Note: The last version of firecracker that works with this nomad plugin is : 0.25.2, more work is needed to make it work with latest releases.

Installation

Install(and compile) the firecracker-task-driver binary and put it in plugin_dir and then add a plugin "firecracker-task-driver" {} line in your nomad config file.
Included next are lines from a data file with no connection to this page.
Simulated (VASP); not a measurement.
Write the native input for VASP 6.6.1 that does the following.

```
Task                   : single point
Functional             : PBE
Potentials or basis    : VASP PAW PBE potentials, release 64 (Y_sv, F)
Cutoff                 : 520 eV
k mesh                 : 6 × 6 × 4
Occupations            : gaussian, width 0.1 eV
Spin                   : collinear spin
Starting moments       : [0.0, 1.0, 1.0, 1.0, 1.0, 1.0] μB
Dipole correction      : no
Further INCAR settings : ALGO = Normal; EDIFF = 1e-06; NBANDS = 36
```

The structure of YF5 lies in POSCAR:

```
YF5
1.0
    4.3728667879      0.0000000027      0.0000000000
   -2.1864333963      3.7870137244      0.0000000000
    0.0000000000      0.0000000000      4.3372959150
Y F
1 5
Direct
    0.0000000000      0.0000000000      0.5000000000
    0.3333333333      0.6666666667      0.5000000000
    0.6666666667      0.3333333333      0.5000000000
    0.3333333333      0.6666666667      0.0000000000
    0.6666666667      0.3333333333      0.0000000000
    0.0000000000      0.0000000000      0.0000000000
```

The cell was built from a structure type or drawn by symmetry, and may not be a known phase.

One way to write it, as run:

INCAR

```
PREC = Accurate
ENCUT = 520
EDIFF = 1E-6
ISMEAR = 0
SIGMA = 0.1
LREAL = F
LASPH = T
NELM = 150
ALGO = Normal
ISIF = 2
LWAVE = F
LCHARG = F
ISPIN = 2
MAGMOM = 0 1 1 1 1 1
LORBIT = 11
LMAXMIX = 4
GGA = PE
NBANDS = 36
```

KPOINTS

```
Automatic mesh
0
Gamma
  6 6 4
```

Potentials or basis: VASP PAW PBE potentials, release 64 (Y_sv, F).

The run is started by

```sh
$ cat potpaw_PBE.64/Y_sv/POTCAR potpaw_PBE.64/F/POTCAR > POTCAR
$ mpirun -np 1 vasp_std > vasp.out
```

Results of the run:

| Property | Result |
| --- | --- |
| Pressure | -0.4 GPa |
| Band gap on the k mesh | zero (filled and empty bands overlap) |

go get github.com/cneira/firecracker-task-driver
cp $GOPATH/bin/firecracker-task-driver YOURPLUGINDIR

Then in your nomad config file, set

plugin "firecracker-task-driver" {}

In developer/test mode(nomad agent -dev) , plugin_dir is unset it seems, so you will need to mkdir plugins and then copy the firecracker-task-driver binary to plugins and add a plugins_dir = "path/to/plugins" to the above config file. then you can run it like:

nomad agent -dev -config nomad.config

For more details see the nomad docs.

Container network configuration

{
  "name": "default",
  "cniVersion": "0.4.0",
  "plugins": [
    {
      "type": "ptp",
      "ipMasq": true,
      "ipam": {
        "type": "host-local",
        "subnet": "192.168.127.0/24",
        "resolvConf": "/etc/resolv.conf"
      }
    },
    {
      "type": "firewall"
    },
    {
      "type": "tc-redirect-tap"
    }
  ]
}

Example : exposing port 27960 on micro-vm

{
        "name": "microvms2",
                "cniVersion": "0.4.0",
                "plugins": [

                {
                        "type": "ptp",
                        "ipMasq": true,
                        "ipam": {
                                "type": "host-local",
                                "subnet": "192.168.127.0/24",
                                "resolvConf": "/etc/resolv.conf"
                        }
                },
                {
                        "type": "firewall"
                },
                {
                        "type": "portmap",
                        "capabilities": {"portMappings": true},
                        "runTimeConfig":  { 
                                "portMappings":
                                        [ { "hostPort": 27960, "containerPort": 27960, "protocol": "udp" }
                                        ] }
                },
                {
                        "type": "tc-redirect-tap"
                }

        ]
}

In this example with outside world connectivity for your vms. The name of this network is default and this name is the parameter used in Network on the task driver job spec. Also the filename must match the name of the network, and the suffix .conflist.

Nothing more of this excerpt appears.